Let’s take the Supreme Court case of Cone v. Bell as an example. Gary Cone was found guilty of a brutal double homicide in 1980. For more than a quarter century the case has maneuvered through the courts, (typical of capital punishment cases), with the latest installment coming today in Washington D.C.  Memphis prosecutors failed to release evidence to the defense that Cone was high on amphetamines at the time of the murder. The defense’s main argument was insanity, something that would have spared their client the death penalty. (And prevented 25 years of appeals and millions of dollars in court fees, paid by taxpayers.)

Being high on amphetamines would have lent credence to their claim, but Prosecutors today told the High Court such evidence was irrelevant. Some of the justices fervently disagreed, with Souter going so far as to call the respondent’s argument “utterly irrational.” Justice Stevens commented on the record that he worried about the ethics of the profession.

If the court rules against the state here, Cone might get spared the death penalty. But what about the prosecutors?  Don’t let the Duke Lacrosse case and what happened to disgraced prosecutor Mike Nifong fool you-not every defendant is a wealthy white Duke Lacrosse player with money and clout to get a prosecutor disbarred.  In fact, cases such as this usually go silently into the night-or silently into the court’s archives-without anything happening to prosecutors.
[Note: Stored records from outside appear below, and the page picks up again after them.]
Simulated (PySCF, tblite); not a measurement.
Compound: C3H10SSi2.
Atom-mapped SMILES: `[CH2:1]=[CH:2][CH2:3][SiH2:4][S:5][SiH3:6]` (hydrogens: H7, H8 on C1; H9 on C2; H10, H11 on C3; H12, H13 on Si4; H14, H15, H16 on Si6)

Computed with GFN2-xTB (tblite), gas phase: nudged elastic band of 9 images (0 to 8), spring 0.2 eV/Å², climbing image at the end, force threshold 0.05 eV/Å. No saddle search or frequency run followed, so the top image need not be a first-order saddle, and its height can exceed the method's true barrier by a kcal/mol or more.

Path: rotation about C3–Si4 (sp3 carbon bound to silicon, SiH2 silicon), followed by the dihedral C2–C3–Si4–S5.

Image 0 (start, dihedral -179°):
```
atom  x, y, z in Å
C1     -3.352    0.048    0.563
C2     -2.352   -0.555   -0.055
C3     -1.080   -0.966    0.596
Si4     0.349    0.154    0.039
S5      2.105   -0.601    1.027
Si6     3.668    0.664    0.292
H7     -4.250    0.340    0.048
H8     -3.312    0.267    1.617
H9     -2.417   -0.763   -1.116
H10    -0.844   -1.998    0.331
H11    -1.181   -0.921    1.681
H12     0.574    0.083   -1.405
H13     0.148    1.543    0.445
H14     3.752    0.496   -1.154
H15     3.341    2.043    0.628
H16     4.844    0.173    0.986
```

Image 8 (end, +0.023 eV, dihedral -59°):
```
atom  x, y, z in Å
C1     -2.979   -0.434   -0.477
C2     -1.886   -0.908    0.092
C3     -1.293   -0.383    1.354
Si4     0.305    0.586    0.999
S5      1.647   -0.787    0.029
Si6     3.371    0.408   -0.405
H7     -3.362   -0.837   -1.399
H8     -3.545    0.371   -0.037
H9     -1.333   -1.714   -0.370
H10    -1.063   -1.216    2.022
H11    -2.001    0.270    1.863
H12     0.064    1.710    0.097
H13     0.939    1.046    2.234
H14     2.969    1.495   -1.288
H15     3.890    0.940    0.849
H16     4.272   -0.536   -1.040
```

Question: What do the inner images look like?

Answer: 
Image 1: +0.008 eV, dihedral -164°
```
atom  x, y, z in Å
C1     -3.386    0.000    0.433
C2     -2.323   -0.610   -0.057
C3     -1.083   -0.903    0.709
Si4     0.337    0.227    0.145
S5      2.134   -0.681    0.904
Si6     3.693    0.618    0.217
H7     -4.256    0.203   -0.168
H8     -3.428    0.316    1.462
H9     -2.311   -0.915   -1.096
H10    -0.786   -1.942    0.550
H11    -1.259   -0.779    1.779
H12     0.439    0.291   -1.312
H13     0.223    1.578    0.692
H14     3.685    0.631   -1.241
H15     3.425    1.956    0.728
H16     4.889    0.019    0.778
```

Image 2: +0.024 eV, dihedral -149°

Something needs to be done. Prosecutors have an ethical and legal duty to uphold the law; releasing exculpatory evidence to the defense is the law. If they fail to uphold this important constitutional safeguard, they must face discipline. This is a serious transgression-by failing to release evidence they are obligated to give up, they are being dishonest not only to defense counsel, but to the court hearing the case.

Although criminal sanctions may be going too far, some sort of mandatory bar disciplinary action is necessary here. Prosecutors should be motivated to err on the side of disclosure in deciding whether to release evidence to the defense. As things currently stand, some prosecutors seem preoccupied with winning the case, not upholding the law and the principles of the Constitution.